Being smart has never been easy, especially in the modern world of public education. Since the Soviet Sputnik ratcheted- up the Cold War in the 1950s, school systems have attempted to respond with school programs for “gifted children” supposedly aimed at re-asserting North American brain power. After 1958, bright kids were suddenly identified as “gifted” and hothoused in special segregated classes. Yet, since that time, bright kids, by whatever name – “egghead,” “browner,” or “nerd”” – have not been very well served by public education.
The recent Toronto Globe and Mail series on “The Gifted Child”(November 11-18) may have been a laudable effort, but it will, regrettably, do little to change that reality. In one article after another, the ably written and well researched stories do little more than reinforce existing stereotypes about gifted and academically-able children. The whole series approached the critical public issue from inside the system –from the inside out – when what we needed was a broader, more comprehensive look at how academically-motivated students are actually served in public education.
The standard, “one-size-fits-all” philosophy of public education has always troubled me. Even though I am one of the system’s products, I always harboured suspicions. Students with ideas of their own, an independent streak, or serious personal needs never seemed to fare well.
While researching my recent book, The Grammar School (2009)), I made a rather startling discovery. Public schools were really designed for – and serve reasonably well – society’s comfortable middle class and serve to mask what historian Michael B. Katz long ago identified as the class realities underlying the rise of the modern bureaucratic education state.

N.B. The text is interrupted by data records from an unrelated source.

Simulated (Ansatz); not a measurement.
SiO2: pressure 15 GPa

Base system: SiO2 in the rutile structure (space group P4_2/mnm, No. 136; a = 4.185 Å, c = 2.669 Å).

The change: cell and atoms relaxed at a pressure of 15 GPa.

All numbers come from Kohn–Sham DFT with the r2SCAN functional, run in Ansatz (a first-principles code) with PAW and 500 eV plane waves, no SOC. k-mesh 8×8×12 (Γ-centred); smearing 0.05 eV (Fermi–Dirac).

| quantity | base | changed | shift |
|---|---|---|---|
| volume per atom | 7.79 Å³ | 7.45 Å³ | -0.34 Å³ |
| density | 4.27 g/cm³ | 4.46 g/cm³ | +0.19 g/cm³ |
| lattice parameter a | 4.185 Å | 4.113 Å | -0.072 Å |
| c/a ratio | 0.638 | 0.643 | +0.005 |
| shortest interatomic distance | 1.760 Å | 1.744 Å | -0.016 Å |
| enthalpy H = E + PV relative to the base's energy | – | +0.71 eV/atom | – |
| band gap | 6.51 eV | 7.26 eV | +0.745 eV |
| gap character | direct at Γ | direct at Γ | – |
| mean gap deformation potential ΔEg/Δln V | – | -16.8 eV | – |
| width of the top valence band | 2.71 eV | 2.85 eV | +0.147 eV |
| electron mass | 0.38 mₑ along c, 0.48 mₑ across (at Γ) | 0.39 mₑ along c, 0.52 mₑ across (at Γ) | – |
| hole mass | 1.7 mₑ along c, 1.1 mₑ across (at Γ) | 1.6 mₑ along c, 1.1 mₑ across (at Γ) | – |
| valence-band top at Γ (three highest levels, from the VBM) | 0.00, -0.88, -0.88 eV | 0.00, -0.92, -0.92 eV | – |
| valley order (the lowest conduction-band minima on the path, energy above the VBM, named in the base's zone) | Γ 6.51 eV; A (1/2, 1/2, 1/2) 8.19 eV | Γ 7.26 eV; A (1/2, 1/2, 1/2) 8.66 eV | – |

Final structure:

Founders of the Halifax Grammar School like Dalhousie University professor Dr. Gordin Kaplan were incredibly perceptive. A long- forgotten and often dismissed education critic, Hilda Neatby, author of So Little for the Mind (1953), was right all along. Above average and academically able students posed a challenge to “mediocrity” in public education.
In an emerging system dedicated to equality of outcomes, ‘outliers’ could not be easily digested. That, in a real sense, is why Canada’s leading independent schools continue to not only exist, but to flourish under the radar of public education.
What have we learned about “gifted education” after more than fifty years? Ambitious, upwardly-mobile hyper-parents strive to prove that their children are “gifted.” Being identified as a “gifted child” is a curse as well as a blessing. Gifted education is considered “elitist” and fraught with controversy. And challenging gifted kids in school is actually hard work.
The Globe Life polls on Gifted Education ( Nov. 11 and Nov. 15, 2010) were totally contradictory. After a story on the social costs to kids of “Gifted” programs, some 56% of the 2,284 respondents opposed “segregation” of gifted kids. Yet, if given the option, most parents would put their kids in such programs anyway. When asked “Would you put your child in a gifted program?,” some 73% of the 765 respondents replied in the affirmative.
Where do these revelations leave us? No further ahead because they merely confirm popular notions that “gifted children” are “exceptionalities” who inhabit their own world in public education.
Stepping back with a wider lens, highly motivated, academically inclined students look a lot different. Seeking more from your local public school and demanding better can be difficult –and can be easily dismissed as reflecting the “elitist” attitude of the privileged classes. If you live in Toronto’s Forest Hill or the Allenby School district, Montreal’s Westmount, Vancouver’s Kerrisdale, or Halifax’s South End, school options do exist. For ordinary families with academically able children in the inner city or small town Canada, the everyday reality is bored kids seeking outside outlets for their creative or higher intellectual pursuits.
America’s radical education critics such as John Taylor Gatto are over-the-top in their indictments of public education. Gatto’s bestselling book Dumbing Us Down (1992) and his more incendiary Weapons of Mass Instruction (2009) are designed more to shake up the system than to produce implementable reform. But the underlying message is crystal clear: public schools have become agents of compulsory schooling strangely akin to sausage “factories” for both students and teachers.
With over 70 per cent of today’s students in English-speaking Canada virtually guaranteed a high school diploma, secondary school education now performs a radically different function. Producing critically aware, fully educated citizens takes secondary place to inculcating employability skills leavened with social justice values.
Today’s ambitious, university-educated parents can hardly be faulted for seeking gifted or French immersion programs for their children. Unless parents can afford the exorbitant fees for private, independent schools, that’s their only real choice. It’s hardly surprising that the ‘everyday garden variety’ neighbourhood public school has less appeal for many of today’s parents, raised as they were after 1982 as Canada’s first generation of “Charter children.”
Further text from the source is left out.